The e-book tsunami


E-Books are racing through milestones. In July, Amazon announced that e-books for its Kindle outsold hardcover books in its latest quarter; in January, it expanded that and said e-books were now outselling all books. And in February, Borders filed for bankruptcy.

How long do traditional book retailers have to adapt to an e-book-centric industry? Two years. Tops.  

That’s the forecast from Barnes & Noble executive Marc Parrish, who spoke Wednesday morning at GigaOm’s Structure Big Data conference in NYC.

"The book business is changing more radically now, and quicker, than movies or music or newspapers have, because we’re doing it in a matter of months," he said. "In next 24 months is when this business will totally shift."

In 2011, analysts forecast e-reader sales of 18 million units, and 35% market penetration. That is, among all those in the U.S. who read one or more books a month (a depressingly small percentage of the population), more than one-third of them will have a device they use for reading e-books.

For right now, most readers are print-and-pixel hybrids: They read some books on their Nooks or Kindles or iPads, and others on paper. But the tide is turning fast, and Parrish’s presentation had a sense of urgency. The clock is literally ticking for retailers, who have to come up with a new strategy to stay relevant and implement it extremely quickly. Otherwise … exhibit A: Borders.

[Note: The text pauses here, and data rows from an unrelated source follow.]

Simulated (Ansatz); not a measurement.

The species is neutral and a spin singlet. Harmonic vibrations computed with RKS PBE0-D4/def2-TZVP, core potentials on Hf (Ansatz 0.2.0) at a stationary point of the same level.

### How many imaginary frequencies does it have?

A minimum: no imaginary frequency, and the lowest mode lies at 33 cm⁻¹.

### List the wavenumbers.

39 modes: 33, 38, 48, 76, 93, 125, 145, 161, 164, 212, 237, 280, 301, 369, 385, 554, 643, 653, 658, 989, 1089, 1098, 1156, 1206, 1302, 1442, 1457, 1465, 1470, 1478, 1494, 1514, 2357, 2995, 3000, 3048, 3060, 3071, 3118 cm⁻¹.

"The question then is, what is the retail portion of the business in business for?" Parrish asked.

He offered up one partial answer: When B&N polls its e-book buyers to learn where they found out about the book they purchased, 34% say they spotted it in a bookstore — then went online to buy a digital copy. “In a sense, the stores are becoming a huge advertising model for publishers, a discovery model,” he said. “We’ve already seen that on e-readers people buy a narrower range of books, because they can’t discover what’s out there.”

Bookstores are perfect for browsing — but I can’t see B&N spending millions each year to keep hundreds of fully stocked bookstores around just to serve as billboards for its online e-book catalogue.

The retail book industry has been declining for decades. Most of my favorite independent and secondhand shops are gone or giving off death rattles.  If Parrish’s prediction is true, the e-book sea change is going to be a wipeout. -Stacy (who is currently reading Cloud Atlas on her Nook)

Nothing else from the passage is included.